How GDELT 3.0's Crawler Architecture Uses Realtime Global Network Monitoring To Learn And Adapt Its Global URL Routing

Historically, GDELT's crawlers have addressed transient errors simply by retrying a URL after a short pause or redirecting to a nearby peer crawler. However, a rise in non-transient errors like the HTTP 451 geofencing of EU member countries by a growing number of smaller US news outlets and increasingly interventionist national governments across the world talking more openly about geographic content restrictions has prompted a rethinking of this approach.

Rather than treating all crawlers as direct peers and redirecting a failed URL to another crawler within a zone, region or metaregion in which the geographic location of the crawler or its IP range is ignored, we need a new routing system that allows these factors to be considered. In other words, under our previous crawler architectures, all crawlers worldwide were considered candidate equals for redistributing a failed URL. If we received a transient or unexpected error from a server even after retrying it, we would redistribute to any available crawler anywhere worldwide, including within the same geographic region or IP range.

Using the Global Difference Graph as a testbed, we've been experimenting with modifications to the GDELT 3.0 crawler architecture that allow the URL routing fabric to intelligently redirect and even proactively divert URLs by learning over time about each outlet. A set of learning and discovery systems now monitor the live auditing control log flows from our worldwide crawler fleet, examining each failed request and classifying the circumstances around the failure and developing both a shortterm mitigation for that specific URL and a long-term mitigation for that site.

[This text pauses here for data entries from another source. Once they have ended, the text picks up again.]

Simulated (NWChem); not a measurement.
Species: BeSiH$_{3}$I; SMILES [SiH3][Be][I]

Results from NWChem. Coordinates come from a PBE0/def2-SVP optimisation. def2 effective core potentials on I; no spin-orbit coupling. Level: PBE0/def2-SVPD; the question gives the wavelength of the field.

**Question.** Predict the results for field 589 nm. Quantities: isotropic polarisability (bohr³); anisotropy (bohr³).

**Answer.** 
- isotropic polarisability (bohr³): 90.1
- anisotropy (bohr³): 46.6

Transient technical errors are redistributed based on the network layout of our crawler fleets at that moment, moving a URL to a crawler outside of that entire IP range. Repeated transient technical errors for a given site within a particular IP range, zone, region or metaregion will result in that site being placed on an internal routing exclusion list to divert all future requests to that site to crawlers outside of those ranges and locations. Over time URLs from a given site are systematically randomized by country, region and IP range to determine if there are consistent factors in such errors, allowing us to better characterize nonobvious targeting behaviors or technical faults.

Similarly, non-transient errors like consistent 451 errors to a given country or geographic region will result in our internal routing tables being updated to route future requests to those sites exclusively to crawlers outside of that geographic area. In this way, as new sites implement geofencing or technical interventions in the future, our routing tables will automatically update themselves in realtime without any human action required.

Preliminary tests of a prototype of this architecture are showing considerable promise and we hope to share more on these approaches shortly!